Table 5 Effect of different attack layers
Fig. 8
figure 8

Detection results of benign images and DIB-UAP. a, c Benign images; b, d DIB-UAP

Fig. 9
figure 9

Detection results on the commercial platform. a, d Benign images; b, e commercial detection platforms \(\#1\); c, f commercial detection platforms \(\#2\)

GD-UAP specifically focuses on disrupting the ResNet50 network. However, its performance is also subpar. One plausible reason is that different backbone networks might be influenced by subsequent detection modules, leading to variations in extracted features. These features could contain a higher amount of redundant information, resulting in suboptimal outcomes when subjected to attacks.

The YOLO X-s exhibits poorer robustness due to its lower parameter count and structural similarity to the surrogate detector YOLO v3. Hence, all methods achieve high attack success rates on this detector.

Daedalus is specifically designed for the NMS component and achieves good performance on single-stage models like SSD and RetinaNet. However, its performance is poor on the two-stage model, Faster R-CNN. Since Faster R-CNN generates final detection results through two stages of processing, optimizing only one stage of the detector may not effectively impact the other stage, resulting in a decrease in attack performance. As a result, Daedalus, which attacks the NMS located at the end of the detection pipeline, exhibits a significant decline in performance on Faster R-CNN compared to single-stage detectors.

SU primarily focuses on attacking the features and aims to approximate the similarity between local and global images in the feature space. It performs better on Faster R-CNN compared to Daedalus. However, its method of computing similarity between local regions and global features does not work well for medium to large-sized objects, resulting in lower transferability compared to DIB-UAP.

Like DIB-UAP, FD-UAP disrupts features extracted from the backbone network at the channel level. Nevertheless, its transferability to Faster R-CNN and YOLO X detector is lower than that of DIB-UAP. This suggests that the statistically-based method for identifying significant features may not be suitable for all detector architectures.

In “Ablation experiments”, we will compare the impact of different patch unit sizes of DIB-UAP on medium and large objects.

Ablation experiments

In this section, we conduct ablation experiments to examine the effects of different loss functions, S &T and coefficients \(\lambda _{F}\). Furthermore, we explore how varying patch unit sizes of S &T affect medium and large targets. We also investigate the transferability of attacks on different feature layers. To compare the results, we conduct experiments using Faster R-CNN as the black-box detector on the VOC dataset.

Study on different components and \(\lambda _{F}\)

We analyze the impact of different loss functions and S &T augumentation, coefficients \(\lambda _{F}\) on the transferability of DIB-UAP. The results are demonstrated in Table 4.

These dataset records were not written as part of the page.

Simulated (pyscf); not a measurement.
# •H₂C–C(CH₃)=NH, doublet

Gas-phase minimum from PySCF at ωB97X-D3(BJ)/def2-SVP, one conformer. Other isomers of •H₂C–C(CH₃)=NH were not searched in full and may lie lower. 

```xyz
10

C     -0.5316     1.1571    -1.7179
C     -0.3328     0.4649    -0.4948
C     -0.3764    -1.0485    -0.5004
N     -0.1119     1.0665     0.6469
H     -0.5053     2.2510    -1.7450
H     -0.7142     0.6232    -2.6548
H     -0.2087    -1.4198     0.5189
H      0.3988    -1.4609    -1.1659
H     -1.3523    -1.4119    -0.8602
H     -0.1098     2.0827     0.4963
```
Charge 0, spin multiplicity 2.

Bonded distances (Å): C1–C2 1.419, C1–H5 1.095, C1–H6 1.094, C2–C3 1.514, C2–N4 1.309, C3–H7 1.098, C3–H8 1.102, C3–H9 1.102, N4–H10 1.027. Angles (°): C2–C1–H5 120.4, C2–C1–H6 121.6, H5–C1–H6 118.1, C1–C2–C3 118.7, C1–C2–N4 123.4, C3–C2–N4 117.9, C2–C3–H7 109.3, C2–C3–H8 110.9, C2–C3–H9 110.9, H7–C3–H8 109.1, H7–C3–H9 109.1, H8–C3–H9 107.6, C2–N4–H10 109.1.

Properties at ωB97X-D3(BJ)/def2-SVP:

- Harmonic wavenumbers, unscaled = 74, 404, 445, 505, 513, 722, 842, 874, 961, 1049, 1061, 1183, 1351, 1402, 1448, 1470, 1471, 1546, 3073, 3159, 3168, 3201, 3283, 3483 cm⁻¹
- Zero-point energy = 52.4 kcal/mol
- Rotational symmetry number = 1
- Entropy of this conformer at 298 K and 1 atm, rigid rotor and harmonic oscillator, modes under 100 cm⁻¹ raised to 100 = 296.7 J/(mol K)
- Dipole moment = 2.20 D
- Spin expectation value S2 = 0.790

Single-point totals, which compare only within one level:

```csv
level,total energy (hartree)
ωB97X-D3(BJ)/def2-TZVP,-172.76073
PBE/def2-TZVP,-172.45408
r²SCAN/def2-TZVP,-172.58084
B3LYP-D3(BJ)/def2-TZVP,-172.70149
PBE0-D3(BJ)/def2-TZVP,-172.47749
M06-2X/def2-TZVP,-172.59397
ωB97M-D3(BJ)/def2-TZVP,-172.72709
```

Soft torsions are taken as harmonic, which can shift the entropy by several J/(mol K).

When optimizing solely with \(L_{adv}\), DIB-UAP experiences a 17.1% decline in mAP. The results from Table 4 highlight that the adoption of S &T augumentation significantly enhances transferability, leading to an overall increase of 11.7%. These findings indicate that different components contribute to attack transferability gains.

Additionally, incorporating \(L_{F}\) for optimization further boosts the transferability to 39.0%. When \(\lambda _{F}\) is small (1e−3), there is minimal improvement in transferability. The \(\lambda _{F}\) of 1e−2 yields the highest transferability value. Increasing the \(\lambda _{F}\) beyond that point results in a decline in performance. Thus, we set the \(\lambda _{F}\) to 1e−2.

Study on Scale & Tile

We perform ablation experiments on the patch unit size in S &T to analyze its influence on transferability. We individually train patches of sizes {64, 128, 256} and compare their transferability on objects of various sizes.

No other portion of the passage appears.